Are you planning to buy a home but don’t have enough funds to seal the deal? In this case, taking a home loan would be an excellent choice. All you have to do is browse the best home loan offers and pick one of them. Or maybe not! You see, purchasing a housing loan without negotiating the term and the interest rate is not a wise choice. You need to create a proper plan to reduce the amount of interest you pay at the end of the tenure of your mortgage. In this article, we will show you eight ways to reduce the interest rate on your home loan. Let’s dig in.

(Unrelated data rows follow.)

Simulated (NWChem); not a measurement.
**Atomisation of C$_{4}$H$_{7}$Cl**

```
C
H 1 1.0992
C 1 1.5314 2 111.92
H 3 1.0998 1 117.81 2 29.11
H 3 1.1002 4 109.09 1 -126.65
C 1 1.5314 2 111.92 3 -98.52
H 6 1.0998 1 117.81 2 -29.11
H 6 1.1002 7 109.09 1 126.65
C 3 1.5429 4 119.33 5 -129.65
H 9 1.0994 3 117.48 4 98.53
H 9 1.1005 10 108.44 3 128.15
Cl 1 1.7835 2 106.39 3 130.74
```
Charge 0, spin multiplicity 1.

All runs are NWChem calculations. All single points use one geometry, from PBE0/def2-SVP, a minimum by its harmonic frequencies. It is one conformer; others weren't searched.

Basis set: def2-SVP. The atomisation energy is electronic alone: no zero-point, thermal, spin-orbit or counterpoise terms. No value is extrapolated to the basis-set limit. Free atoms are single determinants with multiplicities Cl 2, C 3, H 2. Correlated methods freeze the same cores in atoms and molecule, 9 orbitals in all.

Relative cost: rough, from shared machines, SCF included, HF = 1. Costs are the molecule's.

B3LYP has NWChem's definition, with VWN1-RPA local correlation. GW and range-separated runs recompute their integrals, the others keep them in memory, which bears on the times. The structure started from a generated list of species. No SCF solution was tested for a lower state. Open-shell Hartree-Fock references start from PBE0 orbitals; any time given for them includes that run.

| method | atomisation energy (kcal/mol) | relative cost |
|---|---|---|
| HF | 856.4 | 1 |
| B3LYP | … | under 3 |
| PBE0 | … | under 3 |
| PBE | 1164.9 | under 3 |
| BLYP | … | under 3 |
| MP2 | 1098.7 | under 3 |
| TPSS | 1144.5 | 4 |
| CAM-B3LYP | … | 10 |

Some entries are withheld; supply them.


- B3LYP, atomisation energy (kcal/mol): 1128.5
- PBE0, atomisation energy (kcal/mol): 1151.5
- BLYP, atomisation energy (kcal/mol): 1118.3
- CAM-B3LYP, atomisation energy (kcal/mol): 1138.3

1) Maintain A Good Credit Score: The credit score shows how responsibly a person handles borrowed money. If you have a credit score over 750 points, it shows the potential lenders that you repay your credits and loans on time. This makes you a reliable borrower in the eyes of the home loan finance company from which you are planning to get the loan. It allows you to borrow money from a bank at a low-interest rate. On the other hand, a low credit score shows that you have missed multiple repayment schedules, making it harder for lenders to trust you. So, make sure you pay EMIs and settle your credit card bills on a timely basis.Once your credit score improves, you can go to your bank and get a home loan at a low-interest rate.
2) Get a Home Loan on Floating Interest Rate: If you get a home purchase loan on floating rates, the interest rate on the loan amount will change throughout the tenure, depending on the change in the market benchmark rate. Because of this, the floating interest rates are often 1-2 percent lower than the fixed interest rates offered by the same bank. That’s why many informed individuals buy a loan on floating interest rates. Because even if the floating interest rates exceed the fixed rates, the changes will only be temporary. This way, borrowers can save more money in the long term.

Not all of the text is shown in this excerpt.